Australians have the highest median wealth in the world — why aren’t we investing in property?

investing in property

It’s official — the Credit Suisse Global Wealth Report 2018 found Australians have overtaken the Swiss to be number one in the world when it comes to highest median wealth. 

According to the report, which analyses the wealth held by five billion adults across the globe from the least affluent to the wealthiest individuals, the median or middle level of wealth (assets minus debts) held by Australian adults is $US191,453.

Switzerland has a higher average wealth than us as because of a few ultra-high-net-worth individuals who skew the figures.

The report shows collectively Australians have a net worth of almost $10.4 trillion. This includes assets worth $12.8 trillion, minus liabilities worth $2.4 trillion.

Now I know many Australians whose wages have not gone up for a number of years and who are battling with rising energy costs and record high petrol prices are thinking that’s not me — that’s the 1%.

However, what they forget is compared to the rest of the world, they are the 1%!

Yet, our consumer confidence is at very low levels. We’re suffering a crisis of confidence because of the barrage of scary headlines the media keeps throwing our way.

And it’s much the same with property. Currently, many home buyers and property investors are worried.

Last year they were worried they would miss out on the rising property prices (they had FOMO, or a fear of missing out). Today its FOBE, a fear of buying early, worrying prices will drop further.

Too many investors are basing their decisions on media coverage and ignoring the fundamentals.

They forget:

  • Our economy is chugging along nicely and is the envy of most developed nations;
  • Our interest rates are at historically low levels and unlikely to go up any time soon;
  • We’re creating more jobs than ever for our fast growing population; and
  • We’re not building enough dwellings to accommodate all the new households and, with the exception of Perth and Sydney, vacancy rates are at all-time lows.

Yes, investors are making decisions that will affect the next 30 years based on the last 30 minutes of news. They forget all the good news and how we are the wealthiest nation in the world.

A lot of our wealth has to do with super and property

According to the Credit Suisse report, the average wealth of an Australian adult has increased to USD $411,060, mainly courtesy of growth of property prices and superannuation balances.

In fact, since 2000, the average growth rate of wealth per Australian adult was 12% per annum. 

Plus, about 60% of our median wealth is due to property ownership, with the remainder generally reflective of our mandatory superannuation system that generates strong pension wealth and is the envy of others.

While some Australians might not feel wealthy, by undertaking a global comparison this report proves they are. 

The report also found wealth is more evenly distributed in Australia than other comparable countries with 6% of our adult population having a net worth below USD $10,000.

On the other hand, in the UK that figure is 18% and in the US it is 28%.

The proportion of Australians with wealth above USD$100,000, at 67%, is the fourth highest of any country, and about seven times the world average. 

Also, we have nearly 1.6 million people in the top 1% of global wealth holders, which represents 3.2%, even though Australia is home to only 0.4% of the world’s adult population.

What does it all mean?

If you ask me this research is just further proof we’re the lucky country.

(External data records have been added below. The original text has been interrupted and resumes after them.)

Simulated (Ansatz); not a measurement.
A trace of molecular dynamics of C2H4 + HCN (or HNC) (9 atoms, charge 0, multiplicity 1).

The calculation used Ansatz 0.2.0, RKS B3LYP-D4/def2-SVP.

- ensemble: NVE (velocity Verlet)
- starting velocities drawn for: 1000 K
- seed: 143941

Not only do we have one of the highest proportions of home ownership in the world, but we also have an ethos that supports anyone prepared to have a go.

Over the course of my property investment journey, I have been delighted to see the increasing numbers of Australians who are keen to improve their financial futures. 

No longer are they satisfied with simply paying off the mortgage on their home or naively hoping they will be happy to merely survive on a pension when they retire. Rather, they are opting to take charge of their finances today.

You see, before the start of the 21st century, property investment was not a wealth creation tool many people thought about. 

Most of our population was committed to the concept of the ‘great Australian dream’, but few considered doing anything different than what their parents and their grandparents did.

Over the past three decades, I have been proud to help thousands of ordinary Australians to improve their financial futures. Some have opted to simply buy one or two investment properties, while others have grown their portfolios by many more.

But whatever number of properties they have opted to buy, the one thing they had in common is they took action. And those who have done the best often took action when everyone else was sitting on their hands worrying about all the bad news.

Like 10 years ago during the global financial crisis, during the tech wreck of the early-2000s, the Asian financial crisis of 1997 or the recession of the early-1990s.

They recognised life on the pension in their twilight years is not the type of retirement they have ever dreamed about.  In fact, it is the stuff of nightmares. Instead, by working with an expert team, they have become active, rather than passive, in their own wealth creation efforts.

I have no doubt this is one of the reasons Australia is now punching well above its weight on the world wealth stage. And I have no doubt we will continue to do so in the years ahead because Aussies are not afraid of hard work and we’re not afraid to forge our own paths to create lives far from ordinary. 

And those who take action now, while others sit back worrying about the continuous conveyer belt of negative press, will look back at these times and appreciate the opportunities they are delivering.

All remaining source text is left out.